… updated on Thursday, September 30, 2021 16:19 UTC
Reusing Underlay Network for Infrastructure Services
Boris Lazarov sent me an excellent question:
Does it make sense and are there any inherent problems from design perspective to use the underlay not only for transport of overlay packets, but also for some services. For example: VMWare cluster, vMotion, VXLAN traffic, and some basic infrastructure services that are prerequisite for the rest (DNS).
Before answering it, let’s define some terminology which will inevitably lead us to the it’s tunnels all the way down endstate.
One of the most common ways of implementing a complex service on top of a simple transport network is to use tunnels. We could endlessly argue whether MPLS labels or virtual circuits are tunnels (or whether seven or nine angels can dance on the head of a pin), but let’s not go there.
In every network using tunnels (or some such technology) you have the transport part of the network – called underlay – that the edge nodes use to send tunnel-encapsulated user traffic to other edge nodes to implement customer (or services) network called overlay.
Let’s take VMware NSX-T as an example. The vSphere hypervisors use the IP connectivity provided by the physical data center fabric to exchange Geneve-encapsulated user traffic. Virtual networks are clearly the overlay, physical data center fabric is the underlay.
Unfortunately, VMware never mastered the art of using simple transport networks, they love to push the complexity onto others (and then blame them for being overly complex). In the NSX-V and NSX-T case, a redundantly connected vSphere server requires a single IP subnet spanning all ToR switches it’s connected to (usually a pair of switches)1. It also sends traffic belonging to multiple security domains – administration, storage, vMotion, customer – and VMware recommended designs rightfully suggest implement four different forwarding domains in the physical network.
What’s the easiest way to implement multiple forwarding domains in a modern data center fabric? Ask any vendor and they’ll immediately reply EVPN with VXLAN (not a bad answer, I might skip the EVPN part but that’s just me). The underlay network used by VMware NSX servers all of a sudden becomes an overlay fabric network that has to be implemented with another underlay network – simple IP connectivity within the data center fabric. Does that mean you’ll be running Geneve over VXLAN?2 Of course. Welcome to the modern world of infinite abstractions where bandwidth and CPU cycles seem to be free… or at least someone else is paying for them (hint: that would be you).
Could we bypass that second layer of abstraction and connect all servers straight to the physical IP fabric? Be extremely careful. VXLAN and Geneve are simple data-plane encapsulation schemes that have absolutely no security3. The moment someone gains access to the underlay network, they can inject any traffic into any overlay network4.
To Recap
You should always start your design with “What problem am I trying to solve?” followed by “What is the best tool for the job?” Sometimes a stack of tunnels happens to be the least horrible option.
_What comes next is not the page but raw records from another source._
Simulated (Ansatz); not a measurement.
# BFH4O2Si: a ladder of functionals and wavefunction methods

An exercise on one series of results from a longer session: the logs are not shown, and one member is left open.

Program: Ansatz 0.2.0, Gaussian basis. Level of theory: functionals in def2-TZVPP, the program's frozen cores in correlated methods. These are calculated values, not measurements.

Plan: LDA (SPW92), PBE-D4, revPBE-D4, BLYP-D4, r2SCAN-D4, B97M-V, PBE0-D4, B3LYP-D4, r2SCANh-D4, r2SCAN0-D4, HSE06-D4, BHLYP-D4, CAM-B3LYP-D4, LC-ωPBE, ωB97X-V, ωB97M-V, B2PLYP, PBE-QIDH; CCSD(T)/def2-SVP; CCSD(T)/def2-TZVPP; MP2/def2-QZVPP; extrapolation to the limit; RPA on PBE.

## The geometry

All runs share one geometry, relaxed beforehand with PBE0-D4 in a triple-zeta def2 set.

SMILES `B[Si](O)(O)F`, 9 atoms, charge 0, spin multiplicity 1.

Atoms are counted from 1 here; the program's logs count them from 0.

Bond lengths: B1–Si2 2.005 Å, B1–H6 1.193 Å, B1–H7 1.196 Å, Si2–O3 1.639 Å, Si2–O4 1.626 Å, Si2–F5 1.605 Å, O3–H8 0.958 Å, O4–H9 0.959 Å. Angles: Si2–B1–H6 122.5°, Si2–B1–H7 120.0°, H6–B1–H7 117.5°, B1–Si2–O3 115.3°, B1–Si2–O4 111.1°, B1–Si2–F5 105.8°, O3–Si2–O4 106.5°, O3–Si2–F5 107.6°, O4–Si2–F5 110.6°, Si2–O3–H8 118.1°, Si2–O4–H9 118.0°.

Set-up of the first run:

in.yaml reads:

For more details, you might want to watch Overlay Virtual Networking, VMware NSX Technical Deep Dive, EVPN Technical Deep Dive and Leaf-and-Spine Fabric Architectures webinars.
Revision History
- 2021-09-30
- Added a detailed explanation for the need of a single IP subnet spanning multiple ToR switches.
-
When a server uplink fails, vSwitch activates a backup interface for the virtual switch the overlay kernel interface is attached to. Unchanged underlay tunnel IP address thus appears on another server uplink, and if that uplink happens to be connected to a different ToR switch, you need the same subnet spanning multiple switches (more details). That does NOT mean you need a VLAN spanning those switches, you could use tricks like host routing. More details… ↩︎
-
To be precise, it will be Geneve-over-UDP-over-IP-over-Ethernet-over-VXLAN-over-UDP-over-IP. ↩︎
-
A fact promoted as an astonishing discovery to bedazzled attendees of security conferences… even though it’s clearly stated in VXLAN RFC. ↩︎
-
Most tunneling mechanisms (apart from IPsec for obvious reasons) have the same limitations. MPLS is no better. ↩︎
All networking professional should learn ITU-T G.805 and G.809. Then they would not be surprised. However, lot of them are stopped at the OSI reference model. Then they have difficulties to understand the real word of infinitely embedded overlays and underlays... For an old telco guy, this is nothing new. Just think about a hierarchical TDM network...
Hi Ivan!
I appreciate posting a dedicated blog post on my question.
I totally agree with “What problem am I trying to solve?” and “What is the best tool for the job?”.
My context is vSphere with VSAN and 100% custom made automation backend to provision tenants and services in EVPN, EdgeFW, ADC. Alongside a commercial off-the-shelf self-service "cloud management" frontend for end users.
So far i have seen that the Nexus9k BGP EVPN control-plane is far from 100% reliable and it is not hard at all to make it "misbehave" by, for example, pushing wrong or too much config, or deleting objects in the wrong order. In this project this part is dynamic, because it is based on front-end end-user self-service. So in this respect - misbehaving tenant VRF is one problem, but misbehaving vSAN, vSphere cluster, other fundamental infrastructure services is a totally different problem to have. In my view none of the "benefits" that VXLAN/EVPN gives are needed for the infrastructure services, hence skipping further abstraction layers and most importantly dependencies is the best decision.
Does it make sense?
@Boris: I totally understand that someone painted you into a corner, and that you're trying to get out, but we're still walking in a circle in that tiny part of the room around the corner.
Unfortunately, there's no simple way to change laws of physics, or pull a rabbit out of a hat. You could either ignore VMware recommendations and connect all management traffic to the underlay, or implement tenant networks with NSX-T, or live with the consequences of the decision to implement tenant networks on ToR switches.
On a tangential topic, I've been ranting against the idea of implementing tenant networks in hardware for over a decade, but of course nobody listens.
Which VMWare recommendations are you referring to?
@Boris, just a thought, in line with Ivan's simplicity here. Since engineering is all about intuitive simplification of problems, and you've already had an intuition about how VXLAN/EVPN isn't needed for infrastructure services, why not use the simple physical IP fabric? Occam's razor is a time-tested wisdom, or RFC 1925 rule 12 if you want a modern-day version.
As for security, Ivan blogged about it here:
https://blog.ipspace.net/2018/11/omg-vxlan-is-still-insecure.html
Sprint, Verizon, big ISPs, have been running huge MPLS networks for decades, and they have the same physical security issue -- or non-issue, depends on your perspective -- here. Probably beneficial to go in that direction and research how they physically secure their underlay.
Speaking of MPLS, there's one group that successfully leveraged it for their Cloud services as well, here, if you want to take a deeper look:
https://www.youtube.com/watch?v=TCtR_cujulk&t=30s